### Heroes Of Pymoli Data Analysis
* Of the 1163 active players, the vast majority are male (84%). There also exists, a smaller, but notable proportion of female players (14%).

* Our peak age demographic falls between 20-24 (44.8%) with secondary groups falling between 15-19 (18.60%) and 25-29 (13.4%).  
-----

### Note
* Instructions have been included for each segment. You do not have to follow them exactly, but they are included to help you think through the steps.

In [6]:
# Dependencies and Setup
import pandas as pd
import numpy as np

# File Name to Open
file_of_interest = "purchase_data.csv"

# Read Purchasing File and store into Pandas data frame
purchase_data = pd.read_csv(file_of_interest)
purchase_data.head()

Unnamed: 0,Purchase ID,SN,Age,Gender,Item ID,Item Name,Price
0,0,Lisim78,20,Male,108,"Extraction, Quickblade Of Trembling Hands",3.53
1,1,Lisovynya38,40,Male,143,Frenzied Scimitar,1.56
2,2,Ithergue48,24,Male,92,Final Critic,4.88
3,3,Chamassasya86,24,Male,100,Blindscythe,3.27
4,4,Iskosia90,23,Male,131,Fury,1.44


## Player Count

* Display the total number of players


In [7]:
#drop duplicate SNs or people with multiple purchases
uniqueplayerlist = purchase_data["SN"].drop_duplicates()
uniqueplayercount = uniqueplayerlist.count()
uniqueplayercount




576

## Purchasing Analysis (Total)

* Run basic calculations to obtain number of unique items, average price, etc.

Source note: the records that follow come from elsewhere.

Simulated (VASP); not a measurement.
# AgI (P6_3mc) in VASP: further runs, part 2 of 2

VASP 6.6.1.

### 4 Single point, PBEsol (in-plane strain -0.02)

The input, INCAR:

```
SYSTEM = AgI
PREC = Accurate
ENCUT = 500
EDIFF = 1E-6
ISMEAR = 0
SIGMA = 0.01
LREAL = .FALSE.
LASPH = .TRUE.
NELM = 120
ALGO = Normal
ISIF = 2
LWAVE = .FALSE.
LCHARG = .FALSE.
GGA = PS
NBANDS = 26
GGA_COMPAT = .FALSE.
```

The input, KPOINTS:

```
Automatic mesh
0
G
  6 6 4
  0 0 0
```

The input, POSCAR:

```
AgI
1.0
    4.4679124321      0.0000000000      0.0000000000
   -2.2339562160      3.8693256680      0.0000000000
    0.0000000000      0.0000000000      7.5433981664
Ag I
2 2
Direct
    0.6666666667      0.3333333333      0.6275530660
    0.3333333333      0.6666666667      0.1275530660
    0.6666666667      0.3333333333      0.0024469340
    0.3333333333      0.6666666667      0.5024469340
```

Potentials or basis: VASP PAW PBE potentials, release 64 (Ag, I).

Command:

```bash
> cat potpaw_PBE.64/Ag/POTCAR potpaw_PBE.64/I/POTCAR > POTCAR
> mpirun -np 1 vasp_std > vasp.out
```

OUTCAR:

* Create a summary data frame to hold the results


* Optional: give the displayed data cleaner formatting


* Display the summary data frame


In [8]:
#drop duplicate 'Item IDs' that have multiple purchases associated with them, and then count unique items
uniqueitemlist = purchase_data["Item ID"].drop_duplicates()
uniqueitemcount = uniqueitemlist.count()
# Calculate the total amount associated with item purchases 
totalrevenue = purchase_data["Price"].sum()
#Calculate the total number of item purchases
totalnumberofpurchases = (purchase_data["Price"]).count()
#Calculate the average price associated with a unique item
avgprice = round(totalrevenue/ totalnumberofpurchases,2)
# Place all of the data found into a summary DataFrame
purchasing_analysis = pd.DataFrame({"Total unique items purchased": uniqueitemcount,
                              "Average Purchase Price ": avgprice,
                              "Total Purchases": [totalnumberofpurchases],
                              "Total Revenue": [totalrevenue]})
purchasing_analysis





Unnamed: 0,Total unique items purchased,Average Purchase Price,Total Purchases,Total Revenue
0,183,3.05,780,2379.77


## Gender Demographics

* Percentage and Count of Male Players


* Percentage and Count of Female Players


* Percentage and Count of Other / Non-Disclosed




In [9]:
#calculate gender totals without the duplicates using uniqueplayerlist from above
# "purchase_data.drop_duplicates(subset="SN")" only keeps unique values in "SN" column and keeps rest of the purchase_data available 
uniquemalecounts = purchase_data.drop_duplicates(subset="SN")["Gender"].value_counts()["Male"]
uniquefemalecounts = purchase_data.drop_duplicates(subset="SN")["Gender"].value_counts()["Female"]
uniqueothercounts = purchase_data.drop_duplicates(subset="SN")["Gender"].value_counts()["Other / Non-Disclosed"]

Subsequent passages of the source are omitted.